To the study's authors--paleontologist Adolf Seilacher of Yale University and the University of Tübingen, Germany, and sedimentologists Pradip Bose of Jadavpur University in Calcutta and Friedrich Pflüger of Yale--the ancient tracings come from wormlike animals, about the thickness of a drinking straw, that plowed through the sediment a few millimeters below the floor of a shallow sea. The creatures probably grazed on the decaying base of a thin mat of microbial life on the sea floor, says Pflüger, because the burrows follow the base of a thin veneer of darker sandstone that may be the remains of the mat.
Pflüger admits that distinguishing true trace fossils from sedimentary cracks, wrinkles, and ripples is a tricky business but says he is "85% confident" the features were left by an animal. He points out that the burrows are too irregular to be the type of cracks commonly found in such sediments and too sharply delineated to be wrinkles in the sediment surface. The grooves have different widths, but the width is constant for any particular trace, unlike a crack. "If they were 700 million years old," says Pflüger, "there would be no reaction [challenging] the paper." But given the antiquity of the finding, "there will be people contesting it."

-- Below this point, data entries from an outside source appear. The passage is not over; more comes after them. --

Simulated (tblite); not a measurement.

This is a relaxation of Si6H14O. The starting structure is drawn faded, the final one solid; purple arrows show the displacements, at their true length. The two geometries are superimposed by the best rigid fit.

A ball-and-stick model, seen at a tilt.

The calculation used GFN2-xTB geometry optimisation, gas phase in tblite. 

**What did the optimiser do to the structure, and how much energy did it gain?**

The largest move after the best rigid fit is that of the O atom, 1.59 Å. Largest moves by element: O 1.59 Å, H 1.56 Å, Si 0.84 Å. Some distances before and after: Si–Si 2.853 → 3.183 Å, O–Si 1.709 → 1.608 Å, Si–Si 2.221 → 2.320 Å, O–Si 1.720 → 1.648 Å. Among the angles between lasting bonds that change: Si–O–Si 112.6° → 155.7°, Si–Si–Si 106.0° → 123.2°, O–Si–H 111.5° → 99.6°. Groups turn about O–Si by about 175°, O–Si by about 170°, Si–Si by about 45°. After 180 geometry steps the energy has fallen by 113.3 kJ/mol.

Indeed there are. "This is not the smoking gun," says paleontologist and early life expert Bruce Runnegar of the University of California, Los Angeles. "It is almost impossible to tell trace fossils from tubular body fossils [of large algae] when they are poorly preserved, as these are. I'd say the jury is out." And paleontologist Andrew Knoll of Harvard University wonders why there would be such a gigantic gap in the fossil record. "If you see centimeter-scale, [complex] organisms and then don't see them for 400 million years, you have a lot to explain," he says.